Editorial
The Army, After Iraq
Published: March 18, 2007
You do not have to look very hard these days to see the grave damage the Bush administration’s mismanagement of the Iraq conflict has inflicted on the United States Army. Consider the moral waivers for violent offenders, to meet recruitment targets. Or the rapid rotation of exhausted units back to the battlefield. Or the scandalous shortages of protective armor. Or the warnings from generals that there are not enough troops available to sustain increased force levels for more than a few months...Crucial lessons need to be absorbed from this unnecessary, horribly botched and now unwinnable war.

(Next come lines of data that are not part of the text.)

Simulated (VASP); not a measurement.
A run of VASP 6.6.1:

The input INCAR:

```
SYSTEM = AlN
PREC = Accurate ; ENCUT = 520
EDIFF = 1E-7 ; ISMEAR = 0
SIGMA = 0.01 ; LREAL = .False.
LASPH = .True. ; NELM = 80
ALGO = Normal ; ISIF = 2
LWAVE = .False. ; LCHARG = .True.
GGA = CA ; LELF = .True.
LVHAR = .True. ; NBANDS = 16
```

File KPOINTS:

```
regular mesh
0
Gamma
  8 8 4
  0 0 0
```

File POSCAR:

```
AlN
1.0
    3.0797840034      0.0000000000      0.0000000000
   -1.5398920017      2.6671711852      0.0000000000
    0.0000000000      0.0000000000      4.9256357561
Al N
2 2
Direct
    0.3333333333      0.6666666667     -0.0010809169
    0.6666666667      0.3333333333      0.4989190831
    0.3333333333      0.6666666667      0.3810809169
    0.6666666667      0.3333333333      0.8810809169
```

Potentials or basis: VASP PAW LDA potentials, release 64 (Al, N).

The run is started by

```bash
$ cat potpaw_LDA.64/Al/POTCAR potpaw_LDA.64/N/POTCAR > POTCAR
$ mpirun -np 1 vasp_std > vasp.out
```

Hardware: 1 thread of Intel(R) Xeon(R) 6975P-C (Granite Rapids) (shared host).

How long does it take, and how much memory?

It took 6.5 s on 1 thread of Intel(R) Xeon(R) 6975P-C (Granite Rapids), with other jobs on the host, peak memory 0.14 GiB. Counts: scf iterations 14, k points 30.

The first lesson is the continued importance of ground soldiers in a world that defense planners predicted would be all about stealth, Star Wars, satellites and Special Operations forces sent on short-term missions....Beyond Iraq, the Army needs to move out of permanent crisis mode — with almost every available division deployed, just returned or preparing to be shipped out. It needs a force large enough to be able to devote time and resources to develop skills it is now chronically short of, and is sure to need in the post-Iraq future: soldiers and translators fluent in Arabic and other languages; military teams able to work with local populations in civic reconstruction, health and education projects; sergeants and officers who can help friendly governments train their own armies to provide security without relying on large numbers of American troops....
***
As long as United States troops are in Iraq, meeting the recruiting quotas of an expanded force will be difficult. The multiple combat tours, the warehoused wounded, the deteriorating Iraqi security situation are a lot to overcome.
Once that is behind us, the Army can be increased substantially, and should be, so long as Congress can assure the country that it will never again delegate away its war powers as carelessly and recklessly as it did in 2002. And so long as the next president understands that the point of having a large Army is to strengthen American diplomacy, not to launch impulsive and unnecessary wars.
Simply legislating a bigger Army will not be enough. The administration and Congress need to offer a better deal — better training, better protective equipment and better family support — to the men and women the Army needs to recruit. And they need to offer soldiers a clear pledge: if the armed forces are asked to fight, it will be only as a last resort, after full and informed Congressional debate, and never just at the whim of a president.